Felonious - where there is incontrovertible evidence it comes down to taste. I'm not sure how I feel about the principle, but I am bothered by the practice, precisely because there are some many cases (and just a handful is many where capital punishment is concerned) where for one reason or another things have gone wrong.

Referring to the thesis posted above - it's a dynamite issue but many will insist that race plays a role in sentencing. If we admit that it does, and even if we insist that it is not conscious then we open ourselves to the charge that human falibility is not up to scratch on this decision.

Stepping away from race, in one of the cases I cite above Agricola tells me on THR that Bentley was acquitted partly because the judge misdirected the jury on a point of law. This raises two issues in my mind - one, that the slightest misdirection or error (such as the one in charby's post where an appeal was registered a day late) should not determine whether a man lives or dies. And secondly, because these errors exist the time scales involved are phenomenal.

I suppose I should declare that I come from the school of thought that it is better to let guilty men go free than ever lock up an innocent man, so posthumous acquittals sit very uncomfortably with an fleeting feelings of support for capital punishment that I may entertain. Deterrent? Possibly, don't know. Not sure that the risks entailed are worth it though.

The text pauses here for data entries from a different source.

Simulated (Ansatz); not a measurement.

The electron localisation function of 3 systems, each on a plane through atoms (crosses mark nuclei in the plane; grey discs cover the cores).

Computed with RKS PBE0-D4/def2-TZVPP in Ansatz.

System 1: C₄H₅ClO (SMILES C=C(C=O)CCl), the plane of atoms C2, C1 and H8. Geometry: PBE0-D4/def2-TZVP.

Would an abolitionist ever stand a chance running for Gov. of Texas? Genuine question, I'm trying to get a feeling for what it is that support for capital punishment is built upon, and what it is that continues to stand solid despite any concerns that I hope to have highlighted above.

On the subject of the thesis that charby posted - there is the claim that the death penalty costs California $90m annually, I read elsewhere that Cali carries out sentence on only 1% of those condemned. True? Lack of political will or worse?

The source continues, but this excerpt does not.